Well-known San Francisco and Urban driving instructor accused of sexual misconduct

DISCLOSURE: When I was a sophomore in high school, Nelson Graves was my driving instructor for three two hour lessons.

On January 18, 2018, The San Francisco Chronicle broke a story about sexual misconduct allegations against a Bay Area driving instructor, Nelson Graves. Graves was the driving instructor for 3000 people including dozens of past and present Urban students.

Graves began teaching in 1994 and owns his own school, Native Nellie’s Driving School. Graves works alone but is sometimes accompanied by his assistant. According to the Chronicle, Graves said in the future he will only drive female students if his fiancée is in the car.

According to Graves’s website, his credentials include devoting “personal attention to each student to ensure they feel confident in the driver’s seat.”

However, several women have recently come out to say that Grave’s “personal attention” entailed groping and harassing. Jill Tucker of the San Francisco Chronicle pursued the story after the Chronicle received an anonymous tip, which led her to ten women, five of which were willing to share their stories publicly. Although no lawsuit has been filed, the Chronicle reported on the story.

“There was enough public interest in the case and the sense that this person was still giving driving instructions,” said Tucker in an interview with the Urban Legend.  

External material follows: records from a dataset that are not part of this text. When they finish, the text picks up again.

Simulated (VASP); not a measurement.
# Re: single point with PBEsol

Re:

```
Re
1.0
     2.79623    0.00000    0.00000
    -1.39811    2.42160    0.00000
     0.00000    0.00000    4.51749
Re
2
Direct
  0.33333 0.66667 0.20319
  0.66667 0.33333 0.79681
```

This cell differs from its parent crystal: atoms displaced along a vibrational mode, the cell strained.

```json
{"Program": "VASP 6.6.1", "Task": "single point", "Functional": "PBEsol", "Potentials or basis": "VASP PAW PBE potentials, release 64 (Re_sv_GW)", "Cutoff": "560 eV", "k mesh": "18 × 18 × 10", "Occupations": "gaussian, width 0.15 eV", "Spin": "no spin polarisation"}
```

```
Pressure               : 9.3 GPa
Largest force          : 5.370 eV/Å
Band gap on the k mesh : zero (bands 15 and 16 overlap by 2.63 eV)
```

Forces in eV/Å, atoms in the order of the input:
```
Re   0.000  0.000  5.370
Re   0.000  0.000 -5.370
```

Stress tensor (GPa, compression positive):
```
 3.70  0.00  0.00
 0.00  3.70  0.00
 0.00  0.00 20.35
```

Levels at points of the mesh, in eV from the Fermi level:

Several of the women who made allegations against Graves wrote and sent a note to four San Francisco private schools: University High School, Lick-Wilmerding High School, Convent of the Sacred Heart and The Urban School. They informed the administration of Grave’s action and asked that the schools do not recommend him to students.

Talia Missirlian, Urban (‘12) was one of the women who helped create and send the email to these private high schools. Missirlian was fifteen years old when her family hired Graves for driving lessons, and she told the Chronicle that Graves “rubbed her thigh” and “spanked her bottom as she walked to her front door.”

After the #MeToo movement sparked posts on Facebooks about inappropriate or unwanted sexual misconduct, Missirlian saw a post from a Hamlin classmate who shared a story about an inappropriate encounter with a driving instructor.

“We then saw the need to create a private group and after 3 days, around 30 girls had joined all saying that they were in some way harassed by Nelson,” said Missirlian in an interview with the Urban Legend.

They then created a support group to discuss their individual experiences and ultimately devised a plan to prevent the continuation of Graves’s behavior.

Although Urban did not recommend Graves to her, according to Missirlian, several other women in the group took classes with Graves upon suggestion from their various private high schools.

“Knowing that high school administrations were unknowingly supporting a predator, we knew the schools had to be notified immediately. We all came together, put our name, school, and graduating year, or remained anonymous, and sent out a note to all schools represented in our group,” said Missirlian.

According to Charlotte Worsley, Head of Student Life, Urban does not refer driving instructors, babysitters, or other outside services to Urban students.

“In any situation where a student is going to be one-on-one with an adult… I don’t refer because it’s the parents responsibility to do the background check to make sure the person is going to be safe and I don’t believe that the school should ever refer anybody for something where an adult is going to be alone with a student.”

Head of School Mark Salkind received an email just before Thanksgiving from one of the women, which, according to Salkind, asked for the school to look into this and if they were recommending to stop recommending.

Since Urban does not recommend anyone, the school did not respond, according to Salkind. In addition, since no alum or current student came forward with allegations, there were no police or Child Protective Services reports to make.

If a student or alum had come forward with allegations, Salkind said the school would have immediately filed a report.

When asked if the school would have sent a note to the community, even though no current students came forward to prevent students from using Graves in the future, Salkind said, “as a general practice we don’t do that. You hear lots of things and those are allegations. It’s tricky.” He continued that since the Chronicle article, he did not believe that Graves would be teaching.

Although Graves has not given lessons since the fall, Graves told the Chronicle that he plans to continue giving lessons in March.